Instead of sheltering certain ages, I feel that the UK takes a more "this is real life, this is what happens" approach. America takes more of a "if we don't show it, it doesn't exist" approach. Out of sight out of mind.

So exposure at an early age is not only different in both countries, it's also based on the norms of growing up. 

If we are trying to decide which is better, it all depends on what you're looking for in your television experience (or what you want your children's television experience to be). I personally enjoy not having it so censored in England; it tells it like it is. So British TV wins for me. No faffing about or dilly dallying around the subject matter just to make it "acceptable".

Familiarity - Have you heard of this show?

I honestly think American television is more well known and therefore more universal. But that doesn't mean it's better.

If you ask people in the UK to name some American TV shows, you get things like Friends, Frasier, Glee, etc.

"Could I BE wearing anymore clothes?!"

But if you ask someone in the USA to name British TV shows, most of the time they can't. Maybe you get the occasional person who enjoys Dr. Who or there's that person whose sister's friend of a friend told them to watch The Inbetweeners that one time. Other than that, it's not such common trivia.

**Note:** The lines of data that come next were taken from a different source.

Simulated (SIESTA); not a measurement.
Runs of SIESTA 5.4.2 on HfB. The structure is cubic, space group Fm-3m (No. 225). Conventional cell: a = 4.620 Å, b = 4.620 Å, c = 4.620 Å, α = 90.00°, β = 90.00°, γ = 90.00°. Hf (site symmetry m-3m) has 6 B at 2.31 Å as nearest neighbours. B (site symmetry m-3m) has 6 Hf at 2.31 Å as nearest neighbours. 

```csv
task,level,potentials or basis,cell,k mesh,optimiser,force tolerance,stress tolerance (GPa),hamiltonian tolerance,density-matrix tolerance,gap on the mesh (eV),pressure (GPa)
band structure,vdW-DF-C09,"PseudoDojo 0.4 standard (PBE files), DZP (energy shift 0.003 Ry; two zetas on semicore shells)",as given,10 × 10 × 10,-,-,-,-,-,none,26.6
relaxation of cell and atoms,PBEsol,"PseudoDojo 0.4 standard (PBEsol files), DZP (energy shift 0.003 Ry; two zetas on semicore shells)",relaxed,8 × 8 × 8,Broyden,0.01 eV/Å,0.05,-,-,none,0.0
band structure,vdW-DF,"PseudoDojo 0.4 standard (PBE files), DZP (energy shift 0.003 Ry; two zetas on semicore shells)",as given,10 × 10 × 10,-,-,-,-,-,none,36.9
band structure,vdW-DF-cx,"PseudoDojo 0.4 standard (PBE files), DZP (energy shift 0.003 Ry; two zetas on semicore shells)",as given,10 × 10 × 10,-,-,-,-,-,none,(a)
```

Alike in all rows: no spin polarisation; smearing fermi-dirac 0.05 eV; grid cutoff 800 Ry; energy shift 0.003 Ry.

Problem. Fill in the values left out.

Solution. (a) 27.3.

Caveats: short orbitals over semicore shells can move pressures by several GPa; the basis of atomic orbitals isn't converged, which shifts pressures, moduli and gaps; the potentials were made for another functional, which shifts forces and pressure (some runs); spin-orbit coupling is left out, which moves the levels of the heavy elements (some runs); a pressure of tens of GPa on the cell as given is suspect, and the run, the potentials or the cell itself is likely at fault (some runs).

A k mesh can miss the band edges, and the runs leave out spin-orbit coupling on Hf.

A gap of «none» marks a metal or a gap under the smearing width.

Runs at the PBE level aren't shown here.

There's many reasons why that could be the case, but I think the main reason is simply that most everything in America is well known throughout the world. It's not just the TV, it's the entire industry that Hollywood created, along with brand names for food, drinks, electronics, games, etc. America wants it's name out there, and is pretty successful at that.

At the same time, many American TV shows are based on British TV shows. (View that list here. I'm out of school and have a degree now; so it's acceptable for me to use Wikipedia.) So the familiarity is there, it's just not necessarily giving originality credit in the right place. (There are also many British TV shows that are based on American shows, although it's not as hefty of a list. View that list here, and just look at the types of shows that they are...)

Budget - Bigger isn't necessarily better.

It's no surprise that America does television "over the top". They hire the best writers, the most upcoming actors, and buy the biggest and most elaborate sets. They entertain in the form of aesthetics as well as through the script.

But it's no secret that the UK can't afford the luxuries of Hollywood. At the same time, the scenes don't need to be supernatural, out of this world, or mind blowing for it to be good. I bet British TV would be through the roof amazing if they had a similar budget to the Hollywood budget. (The Fiance says, "Give Ricky Gervais loads of money and see what he can do with it!")

Now with budget comes advertisements in the form of commercials. Because let's be honest, who really is paying for the TV show you're watching. Could it be those 12 Pepsi commercials you saw during the break?

Well what about the BBC? No adverts because it's a public service; they have to be impartial. Obviously, this doesn't give them the budget that Pepsi gives, but it's still well liked (probably an understatement). Because of the no adverts rule, shows are l o n g e r. There's no 8+ minutes of commercial break time to account for. There's no mid-show cliff hanger while they cut away to a kitty litter advert.

More TV to provide for. Less of the money to do so.

Thank you, BBC, for Sherlock Holmes!

The downside to having to please the general public is that you get shows like Bargain Hunters, Houses Under the Hammer, and Flog It. I'm sorry, I have to say a big ol' WTF BBC to that. If I see one more show about antiques or dilapidated houses, I will lose my marbles.

Season size - Quantity or quality?

A typical season in the UK is 6 episodes. 6 episodes?! That seems like nothing!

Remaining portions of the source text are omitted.